At a new product launch in Beijing Tuesday, the company said it is teaming up with chinese social-media company Renren Inc. (RENN) to launch a handset with software integrated with the social-networking site, similar to a phone HTC released earlier this year in cooperation with Sina Corp.'s (SINA) Weibo microblogging service. It also said it would release five products in the Chinese market in November and December, including its Sensation XE and Evo 3D, and a separate phone that features dual-SIM card capability. The price range of the three phones for which it gave prices was 2099 yuan (US$330.00) to 4880 yuan.
In recent quarters, HTC has made increasing noise about growing in the China market, a move analysts say will be key for the world's fourth-largest smartphone maker by shipments, as smartphone demand in developed markets like the U.S. and Europe cools.
But analysts have argued HTC could face difficulty breaking into the China market due to relatively weak brand recognition and phones that are too expensive for the market. With prices above 2000 yuan, HTC's phones are significantly more expensive than 1000 yuan offerings from Chinese smartphone makers like Huawei Technologies Co. (HWI.YY) and ZTE Corp. (000063.SZ).
According to research firm IDC, HTC was ninth in the China market with a 3.3% market share in the second quarter of 2011, though HTC said in the third quarter its sales grew more than nine times in China from the same period in 2010.
At a separate media meeting on Monday, HTC Chief Executive Peter Chou said he believes there is room for smartphones above 2000 yuan but that offering cheaper phones into developing markets could erode the company's brand value.
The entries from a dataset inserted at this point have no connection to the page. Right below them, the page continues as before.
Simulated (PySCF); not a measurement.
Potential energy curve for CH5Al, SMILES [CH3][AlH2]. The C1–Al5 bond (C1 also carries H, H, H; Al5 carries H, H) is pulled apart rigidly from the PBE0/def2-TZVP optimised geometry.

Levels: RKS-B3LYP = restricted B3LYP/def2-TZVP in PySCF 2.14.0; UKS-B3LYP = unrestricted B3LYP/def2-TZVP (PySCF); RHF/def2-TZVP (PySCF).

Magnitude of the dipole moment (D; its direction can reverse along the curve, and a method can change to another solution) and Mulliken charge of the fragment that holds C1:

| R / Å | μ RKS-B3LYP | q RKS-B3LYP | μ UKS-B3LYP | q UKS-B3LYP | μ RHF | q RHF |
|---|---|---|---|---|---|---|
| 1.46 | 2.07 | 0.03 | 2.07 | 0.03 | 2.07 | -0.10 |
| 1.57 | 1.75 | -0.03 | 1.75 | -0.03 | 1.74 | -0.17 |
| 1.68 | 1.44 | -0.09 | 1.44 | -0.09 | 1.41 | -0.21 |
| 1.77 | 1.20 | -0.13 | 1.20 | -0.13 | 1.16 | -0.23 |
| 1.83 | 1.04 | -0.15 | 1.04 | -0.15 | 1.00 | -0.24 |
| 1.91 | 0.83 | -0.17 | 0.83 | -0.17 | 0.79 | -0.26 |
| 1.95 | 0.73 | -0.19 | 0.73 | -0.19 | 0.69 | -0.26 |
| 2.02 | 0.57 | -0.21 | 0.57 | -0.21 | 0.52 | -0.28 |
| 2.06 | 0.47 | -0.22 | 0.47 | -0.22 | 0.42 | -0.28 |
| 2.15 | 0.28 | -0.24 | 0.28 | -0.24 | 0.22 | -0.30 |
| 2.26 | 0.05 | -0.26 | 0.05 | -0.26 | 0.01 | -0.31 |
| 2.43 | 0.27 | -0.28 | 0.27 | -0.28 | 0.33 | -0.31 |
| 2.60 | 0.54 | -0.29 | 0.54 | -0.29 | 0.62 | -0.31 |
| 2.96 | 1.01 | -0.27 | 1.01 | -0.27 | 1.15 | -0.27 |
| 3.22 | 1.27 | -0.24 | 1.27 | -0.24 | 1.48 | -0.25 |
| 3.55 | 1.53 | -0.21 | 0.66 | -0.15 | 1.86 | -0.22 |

In a statement released by the company Tuesday, Chou also said that the company would continue to invest in research and development and marketing in China.
In an interview last month, HTC's chairwoman Cher Wang said the company would continue to grow in China and that it had a good relationship with all three of China's major service providers.
She also said at the time the company has an advantage in the China markets due to the shared language and culture of China and Taiwan.